The methodology used to address the vicious cycle of reactive maintenance has been developed over a period of five years with the co-operation of several of Australia's most notable asset intensive industries.

The program is endorsed by SIRFrt and is the preferred maintenance analysis method of one of the World's largest mining companies. The methodology, training programs and software package are known as PMO2000. Further information can be found at www.pmoptimisation.com.

Aim

This paper is written in three sections.

Section 1. PM Optimisation - Maintenance Analysis of the Future

The aim of Section 1 is to describe the process of PM Optimisation with specific reference to PMO2000 methodology. This section also aims to demonstrate the origins of many of the problems that today's asset manager face and how PM Optimisation can assist organisations improve their asset management.
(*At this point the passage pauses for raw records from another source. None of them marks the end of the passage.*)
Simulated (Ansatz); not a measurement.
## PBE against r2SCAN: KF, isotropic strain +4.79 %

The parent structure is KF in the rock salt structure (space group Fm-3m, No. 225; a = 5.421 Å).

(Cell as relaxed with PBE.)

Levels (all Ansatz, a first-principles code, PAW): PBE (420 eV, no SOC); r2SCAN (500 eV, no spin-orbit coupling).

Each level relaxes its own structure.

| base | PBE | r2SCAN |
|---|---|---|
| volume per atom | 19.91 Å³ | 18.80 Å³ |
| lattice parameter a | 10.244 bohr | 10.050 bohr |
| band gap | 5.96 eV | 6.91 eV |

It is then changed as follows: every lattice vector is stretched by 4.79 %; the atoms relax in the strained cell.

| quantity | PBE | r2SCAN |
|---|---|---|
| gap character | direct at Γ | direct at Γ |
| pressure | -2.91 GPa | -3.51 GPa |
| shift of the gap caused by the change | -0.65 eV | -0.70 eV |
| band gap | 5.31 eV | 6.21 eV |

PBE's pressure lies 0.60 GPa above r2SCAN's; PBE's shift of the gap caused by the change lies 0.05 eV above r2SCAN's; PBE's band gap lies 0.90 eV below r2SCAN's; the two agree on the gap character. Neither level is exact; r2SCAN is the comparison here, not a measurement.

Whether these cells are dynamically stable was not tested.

Section 2. Comparing PMO and RCM methods of Maintenance Analysis

Section 2 of the paper aims to explain how PMO and RCM are quite different processes - RCM being a process developed for the design phase of the asset life cycle and PMO being developed for assets that have been commissioned. The paper demonstrates how PMO achieves the same analysis outcomes as RCM does but at a cost six times less and at a speed six times faster than RCM.

Section 2 of the paper also aims to provide a defence against the series of emotive and misleading articles written by RCM consultants in an attempt to discredit any maintenance analysis process that does not comply with SAE JSA 1011 titled "Evaluation Criteria for Reliability Centered Maintenance (RCM) processes".

Section 3. Understanding Statistical Methods of Maintenance Analysis

Section 3 provides a brief insight into the strengths and weaknesses of statistical packages which provide a means of maintenance analysis.

The Origins of Maintenance Problems

The Design and Commissioning Phase

Maintenance engineers commonly deal with the result of someone else's design - whether good or bad. When design is finished, construction starts and finishes, and the plant is commissioned. The Maintenance Engineer arrives someway through this (if he is lucky). Quickly he finds himself left with a maintenance budget being used to finish off construction / over-expenditure, a plant that is going through teething problems, spares arriving in dribs and drabs and little information about plant failure modes and the effect of failure. Rarely is the plant delivered to the maintenance department with a comprehensive and well-documented maintenance requirements analysis and a maintenance plan.

What happens in best practice organisations is that, amongst other things, a fully documented RCM based maintenance program is developed through the design phase. Unfortunately in the vast majority of capital projects in industry, any reliability engineering or failure analysis is done in an informal manner and certainly not provided to the maintenance department for use in developing asset management strategies and policies.

Post-Commissioning

After commissioning, (or sometimes before) the design team disbands and its members find work on new projects. The Maintenance Engineer is left to second guess the design intent, the plant limitations, the potential failure modes, and the likely consequences of them. The operations people are, at the same time, learning how to operate the plant and experimenting with it; pushing it to its limits and occasionally well over its design intent. There is limited money or time to change obvious design or maintainability problems in the new plant.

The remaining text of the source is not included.